One of the biggest challenges I had to face while working on my final project was that I have no coding knowledge and thus couldn’t build the mobile application I envision on my own. I went to NYU’s Leslie eLab to seek some help and soon realized that building a well-functioning mobile application is way more complicated then I imagined, it takes very long time and no one will do it for free. I left the eLab with empty hand and only one though on my mind – I wish I knew how to write code!
Coding is such an integral part of our everyday life that I believe it should be though at schools like Mathematics or another Language. Today we have “more interaction and experience with new technologies but a lot less in creating them and expressing ourselves through them,” says Mitch Resnick of MIT Media Lab in his 2012 TED Talk “We can read but not write.”

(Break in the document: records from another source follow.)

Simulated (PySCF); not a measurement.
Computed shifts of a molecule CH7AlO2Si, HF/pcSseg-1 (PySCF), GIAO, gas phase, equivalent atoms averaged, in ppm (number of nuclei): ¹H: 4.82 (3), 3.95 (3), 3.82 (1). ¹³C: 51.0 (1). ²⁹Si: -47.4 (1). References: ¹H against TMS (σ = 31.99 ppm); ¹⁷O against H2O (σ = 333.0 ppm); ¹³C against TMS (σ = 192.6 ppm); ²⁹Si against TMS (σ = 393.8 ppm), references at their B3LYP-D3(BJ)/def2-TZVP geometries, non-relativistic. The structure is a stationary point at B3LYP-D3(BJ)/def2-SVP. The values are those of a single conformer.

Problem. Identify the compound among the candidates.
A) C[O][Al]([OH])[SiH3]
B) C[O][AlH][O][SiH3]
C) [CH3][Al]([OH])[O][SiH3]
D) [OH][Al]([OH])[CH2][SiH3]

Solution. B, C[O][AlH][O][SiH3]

Resnick argues that becoming fluent in new technologies is an important tool that will enable kids to express themselves; to express their ideas. “When you become fluent with language, it means you can write an entry in your journal or tell a joke to someone or write a letter to a friend. And it’s similar with new technologies.” That is where my problem lays, I can read new technologies but I can’t write them. Without knowing how to write I can’t express myself, I can fulfill my vision and share it with others. Sure, if I had the money I could pay someone else to do it for me, but I don’t. And even if I would, coding seems such an essential knowledge in our technological world that I’d rather learn it and do it myself. In 2012 “the country of Estonia decided that all of its first graders should learn to code,” notes Resnick. I believe that all countries should follow Estonia footsteps. Coding is an elementary skill in today’s world and should be a part of every country’s school curriculum.
Coding is not just limited to our computer or smart-phone screen we “can also code to interact with the physical world around [us],” says Resnick. We have done so for years by creating tools to make our life and our work easier.
But what if someday the tools we created will become so good they will do all of our work for us. The next video by C.G.P Grey envisions a world where technology and machines will replace human labor in every field. “As we once built mechanical muscles that made human labor less in demand, so the mechanical minds we build [program] today will one day make the human brain less in demand.” claims C.G.P Grey.
What C.G.P Grey is talking about is automation and artificial intelligence (AI) that will eventually push humans out of the economy. Every industry taken by autos and AI means people losing their jobs. Though :not having to work cause machines can do my work for me” might seem like a nice idea, in reality it means human will become useless. To follow C.G.P Grey premise – in the not-so-far-future if you are not writing code and developing autos or AIs than you won’t really have anything to do. Machines will do it all for us, they will even create art and compose music!
The robot economic revolution C.G.P Grey is describing will change our world. Several movies gave us a few possible trajectories to what our world might look once robot will take over all human labor. One is Wall E, in which humans became fat floating creators who are too occupied in satisfying their own selfish needs and completely destroyed the planet while doing that. Another is A.I. Artificial Intelligence, in which the human specie was eventually extinct and the world was taken over by AI bots. Both trajectories are terrible both for humans and the plant.
I don’t know if C.G.P Grey prophecy will actually come true, but I do know it means that our world is changing in a rapid pace that requires us to take a harsh look at our life and ask – do we really need this? We need to decide, as a society, what technological changes are a must have and will help us develop as a specie, and what technological changes are a nice to have and serve no goal other than to make our life a little easier.